8 thoughts on “You Have a Serious Entertainment Addiction, and It’s Ruining Your Life”

  1. Thanks for the shout out! And I’ve dealt with a few of those “Well, I would never……it must be nice!” My response is “Well, I would…..and it is nice!” Great post!

  2. The balance between indulgence and just-enough can be really tricky. I feel like worse habit is eating out, I’d save myself an absolute fortune if it weren’t for eating out, oh and concerts but I am not ready to part with those just yet!

    1. Eating out used to be my worst vice too! I have no idea where I read it, but there was an article a while back about how it eating out not only costs more money, but takes up more time as well. By the time you get dressed, drive to the restaurant, wait, eat, and then drive home, you’d be better off to have just eaten at home. That really hit home with me, and I’ve since cut down on how much I eat out by a huge amount.

      Thank you so much for stopping by and commenting! ❤️

    1. I think most of us are a little guilty to be completely honest, myself included! Thank you for stopping in today and commenting!

  3. I love this post! We do all have an addiction. I can’t believe during the first years of my marriage we had old flip phones and we could do only one thing on them….call ~ shudders at the thought of this. Most social networks didn’t exist. Netflix came in DVDs you had to send back in the mail and wait 3 days for your movie or series to come…and the list goes on!

    Life was simpler. We did make better decisions. “Hey girls….let’s rollerblade three miles to the DQ across town and back!” ~ and all your GFs enthusiastically join you. And there went one of the best afternoons on a Saturday ever spent.
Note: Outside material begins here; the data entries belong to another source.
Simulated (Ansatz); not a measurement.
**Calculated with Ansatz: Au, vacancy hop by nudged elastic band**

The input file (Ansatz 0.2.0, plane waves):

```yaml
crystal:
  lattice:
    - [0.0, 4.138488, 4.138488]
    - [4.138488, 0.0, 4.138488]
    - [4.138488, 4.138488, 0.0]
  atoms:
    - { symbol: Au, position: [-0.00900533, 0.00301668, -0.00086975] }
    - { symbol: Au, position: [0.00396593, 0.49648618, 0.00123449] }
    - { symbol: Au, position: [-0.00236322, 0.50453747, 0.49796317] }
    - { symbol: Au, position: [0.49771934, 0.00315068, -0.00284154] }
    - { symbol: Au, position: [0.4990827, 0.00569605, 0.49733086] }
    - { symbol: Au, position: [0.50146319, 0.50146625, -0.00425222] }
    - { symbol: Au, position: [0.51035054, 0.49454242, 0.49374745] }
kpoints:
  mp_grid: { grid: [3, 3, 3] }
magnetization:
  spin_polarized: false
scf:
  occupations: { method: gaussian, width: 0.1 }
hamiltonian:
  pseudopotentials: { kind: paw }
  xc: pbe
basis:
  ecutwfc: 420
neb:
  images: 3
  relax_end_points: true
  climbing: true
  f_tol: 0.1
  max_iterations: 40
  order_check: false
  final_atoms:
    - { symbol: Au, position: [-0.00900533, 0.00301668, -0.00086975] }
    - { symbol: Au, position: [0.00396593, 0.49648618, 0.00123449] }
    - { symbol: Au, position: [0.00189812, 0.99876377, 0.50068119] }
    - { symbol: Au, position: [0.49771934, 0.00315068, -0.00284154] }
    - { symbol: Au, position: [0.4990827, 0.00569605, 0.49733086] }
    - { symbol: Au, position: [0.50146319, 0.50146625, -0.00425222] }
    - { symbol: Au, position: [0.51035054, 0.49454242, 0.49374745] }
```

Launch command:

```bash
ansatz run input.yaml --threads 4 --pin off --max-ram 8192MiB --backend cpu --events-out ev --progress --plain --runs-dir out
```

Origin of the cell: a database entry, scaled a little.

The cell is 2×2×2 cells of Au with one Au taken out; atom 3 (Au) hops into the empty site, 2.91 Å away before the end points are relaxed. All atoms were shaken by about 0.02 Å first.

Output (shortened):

    Recently, my email wasn’t working at work, for a whole day!!! It felt so weird being disconnected. I found myself calling people and telling them right away, “hey, just letting you know if you send me something today…I can’t see it!” They’re response, “enjoy a non-email day and see how much you get done” – it was one of the best days ever. It took me a day to finish something that would normally take me 2 or 3 days to do due to interruptions of email and always feeling compelled having to respond to someone a minute later.

    Great write-up!

    1. Ahh thank you so much for commenting!

      Just the other day I was wondering if Netflix was DVDs via mail initially or if I had just had a strange dream!

      I’m about 4 months into flip phone life, and I have to say that I’m absolutely loving every aspect of it. I feel so superior to “all these youngins on their phones all the time” HAHA.

      Totally wish I grew up in a time/place when rollerblading through town for ice cream was a thing. Alas I grew up in the country (which I do love) away from everyone and “everything”. I envy you for those memories.

      Lastly, yes to the increased productivity! Even getting rid of my smartphone I’m still bad about checking my emails on my desktop when I should be getting some work done.

      Thank you so much for sharing this with me and taking the time to comment, all of this is so very cool!!